Friday, May. 06, 1966
Angle Shots
Strung up by his heels from a tree limb, the Viet Cong prisoner, his face twisted in pain, was being interrogated by Nung mercenaries working with a U.S. Special Forces unit in the jungle near Due Phong. The photograph caught an ugly tableau found in every war, and it was widely reprinted in the U.S. press, often with indignant captions. As so often happens with coverage of Allied harshness, neither the picture nor many of its captions told the whole story.
A Viet Cong sniper had opened fire on a group of refugees near a Catholic church, killing a baby. The Nungs, tough fighters of Chinese ancestry, ran a patrol out after him, picked up a Vietnamese without any identity papers --as the Viet Cong usually travel. After 15 minutes hanging upside down, he confessed to being the sniper, was cut down unharmed and hauled off to prison. So reported the photographer Sean Flynn, 24, the son of Errol Flynn, who has been following the action in Viet Nam for three months as a combat correspondent for Paris-Match. Flynn's dispatch was largely ignored, but the inflammatory picture was not.

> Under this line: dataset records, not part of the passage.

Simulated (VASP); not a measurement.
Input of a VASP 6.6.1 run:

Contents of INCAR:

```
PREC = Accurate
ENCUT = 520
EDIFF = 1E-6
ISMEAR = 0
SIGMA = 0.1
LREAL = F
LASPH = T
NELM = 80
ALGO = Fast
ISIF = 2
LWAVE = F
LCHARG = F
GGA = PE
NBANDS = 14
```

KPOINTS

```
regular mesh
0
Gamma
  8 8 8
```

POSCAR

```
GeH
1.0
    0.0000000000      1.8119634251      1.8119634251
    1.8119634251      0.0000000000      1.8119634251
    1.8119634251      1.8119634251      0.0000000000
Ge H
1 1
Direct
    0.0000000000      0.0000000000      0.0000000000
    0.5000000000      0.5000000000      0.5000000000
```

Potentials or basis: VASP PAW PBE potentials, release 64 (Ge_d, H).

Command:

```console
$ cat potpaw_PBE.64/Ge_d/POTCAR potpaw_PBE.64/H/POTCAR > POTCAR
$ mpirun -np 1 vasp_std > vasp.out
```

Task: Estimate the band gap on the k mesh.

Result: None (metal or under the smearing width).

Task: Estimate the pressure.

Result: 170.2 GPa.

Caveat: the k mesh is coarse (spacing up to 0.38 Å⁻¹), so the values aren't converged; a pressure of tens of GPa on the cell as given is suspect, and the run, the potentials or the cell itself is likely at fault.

Such pictures are hardly ever balanced out by coverage of the Viet Cong's far more common tactics of terror and brutality, for the very good reason that the Communists want no photographers around. Since the beginning of 1964, some 2,700 Vietnamese government officials have been killed or kidnaped by the Viet Cong while trying to go about their civilian duties. Another 9,000 Vietnamese peasants were killed or kidnaped last year alone, though they had no connection whatsoever with the government. The kidnaped are usually forced into Viet Cong military service or labor gangs. The dead are those who refuse--and die undocumented.